In my last post on the topic of rewriting my podgrabber utility, I promised to post the rewrite-code-in-progress to a Bazaar repository. You can branch from here if you’re interested. In this post, I’m going to discuss the paradigm I’m following for getting files from a webserver, pulling them onto a computer, then onto a portable media device.

In the current version of podgrabber, there was a concept of a download manager which would take a URL and save the file to a particular directory. This download manager was built with a small amount of extensibility in a very clunky way. I looked at the URL in order to determine how to download the file. After getting the files from the webserver to my computer, a single function would synchronize files between my computer and my portable media device.

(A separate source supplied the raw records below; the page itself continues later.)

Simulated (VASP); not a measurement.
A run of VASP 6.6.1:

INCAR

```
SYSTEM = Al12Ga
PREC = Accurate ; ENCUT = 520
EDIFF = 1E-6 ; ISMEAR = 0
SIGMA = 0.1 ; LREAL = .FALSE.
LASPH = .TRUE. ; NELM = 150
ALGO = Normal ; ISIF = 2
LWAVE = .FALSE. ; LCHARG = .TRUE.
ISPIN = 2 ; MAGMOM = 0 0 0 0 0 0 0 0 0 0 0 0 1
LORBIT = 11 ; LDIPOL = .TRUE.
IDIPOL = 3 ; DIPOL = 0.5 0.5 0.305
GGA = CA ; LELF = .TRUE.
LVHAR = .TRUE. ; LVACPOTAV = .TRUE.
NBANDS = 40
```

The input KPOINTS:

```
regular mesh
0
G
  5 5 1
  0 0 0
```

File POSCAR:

This approach works, but it doesn’t provide a cohesive approach to the problems. It also isn’t very extensible. In order to come up with new file sources (such as FTP) would probably involve a lot of cut and paste and an ever-growing download method. And synchronizing downloaded files to anything other than some MP3 player that shows up as a USB disk drive would prove quite painful.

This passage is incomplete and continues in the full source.